Up late again. Doing stuff. Master is getting used to Her fresh juices. I took a trip to Food City tonight around 9:00 p.m. to procure more produce to juice, and to buy veggies for dinners. When i came home, i had to put all the groceries away, and wash some dishes. Master wanted sugar...the fruit juices provide natural sugar that the body digests easily. So I had to juice a pinapple. I had juiced strawberries and mangos earlier. We had yummy smoothies with all the juice and frozen banana. I also juiced a honeydew...yummy!!! I like melon juice.
Spent time in the kitchen tonight, which is why i am up so late. I want to get up an hour earlier tomorrow morning so i can do my writing and then get some apples juiced. I'm really liking the fresh apple juice.
Pretty much the food in our kitchen is 95-97 percent fresh. I use minimal pre-packaged and canned goods. Food like olives and pickles still come from a can, and Master's diced tomatos that she likes in Her comfort food. Other than that, the seitan and tofu, it's all fresh. I'm sure this really freaked out Tex. His pantry was full of pre-packed mixes, spices, and canned goods. And his cooking consisted mostly of microwave usage. Except when he made chili from his chili kits.

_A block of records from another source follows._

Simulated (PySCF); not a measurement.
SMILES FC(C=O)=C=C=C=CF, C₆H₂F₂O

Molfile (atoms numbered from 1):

Tex...I promised to write about the moving. He was throwing useful items away in the garbage out back. Master and i would diligently go retrieve the items. It's not that we want more junk in our lives, the things he was throwing out can be reused. Most of the trash he threw out was recycleable. Frustrating. I wasn't about to go digging through the garbage to pull out the recycling, although I had a moment where I thought I might do that.
The urge and desire to help were also strong. He only asked for help once, and that was to move some of his really big stuff out of his room and into the garage. He was supposed to have ALL of his stuff out of the garage by today. He came over and got one load in a friend's truck. Neither Master nor I were home by the time he left. He came back later, after we were home, but did not come inside. He only took one more small load by himself. I heard something fall in the garage, but I fought the urge to run out there to make sure he was ok. I am remaining detached. It's hard because we worked at the same place, and people there knew we were housemates.
And there are still piles of his stuff in the garage. Master is working on a painting project, and I really want to start parking the car in the garage again, and we can't do either of these things until his stuff is gone. Yet another cause of frustration. I also have another project i am ready to start on that requires room in the garage. All I can do is let this stuff go and hope the Universe guides him gently on his journey.
People can be frustrating. The trip to X-mart last night seems to have shaken me a bit. At work today I hit my anti-people stage. I didn't want to be around them, I didn't want to be around whatever was going on. There was some kind of loud disagreement between two people, and I just hunkered down and continued my job. I got a ride home since Master was still in Her workshop. So I had a little bit of time to myself-like half an hour, still, it was better than no time alone.
I was able to resolve the anti-people stage by the time I had to go to food city. I pretty much kept to myself at work and did my job. I interacted with Chef a little bit, but the lead line guy seemed to not want to be around me at all. And I can't really figure this one out. I need to ask him tomorrow if I did something to offend him. It's grating me a bit, and contributing to the anti people condition.
It is a good thing that Master isn't people. I can be around Her while I'm like this, and it's ok. That's because for months She kept telling me She wasn't people. I finally believed Her somewhere along the way, and let it be ok to be near Her even when I didn't want to be around anybody!
Why did the trip to X-mart set this off? I was writing earlier today that it is about the human condition. The people that shop at X-mart do so because of low prices, the income they have demands that they shop somewhere with reduced prices. When I see them, and look at them, I see misery and pain behind their eyes, I feel the energy of depression and unhappiness. I went in with shields up, but I was still affected, not by the energy, but by the condition these people are in. I want to scream and shout that there are other ways, you don't have to be so miserable and lonely, and ignorant. I feel like that is a judgement call, and who am I to judge other people, being as different as I am? Knowing these same people look at me and make judgements and assumptions based solely on what I look like to them.
And that spirals me into a stage where I just don't want to go out and see people or be around them. And I am glad Tex didn't come into the house this afternoon when he picked up more of his stuff...because he is people.
Hopefully I'll be out of this in the next day or two, and back into my jovial, happy, people are ok self.
Talked to my cooking student finally. We are hoping to get together next week. Our conversation put me in a much better mood. It was weighing on me that I hadn't talked to her since our last lesson...when the housemate tried to engage me in an argument. It was a relief to get rid of that stress.
I must not allow so much stress in my life. Stress bad, happy good. As we continue this new diet, and eat healthier, and gain more momentum in our artistic endeavors, hopefully the stress will reduce as well.
That's one of the goals anyway...Happy Friday!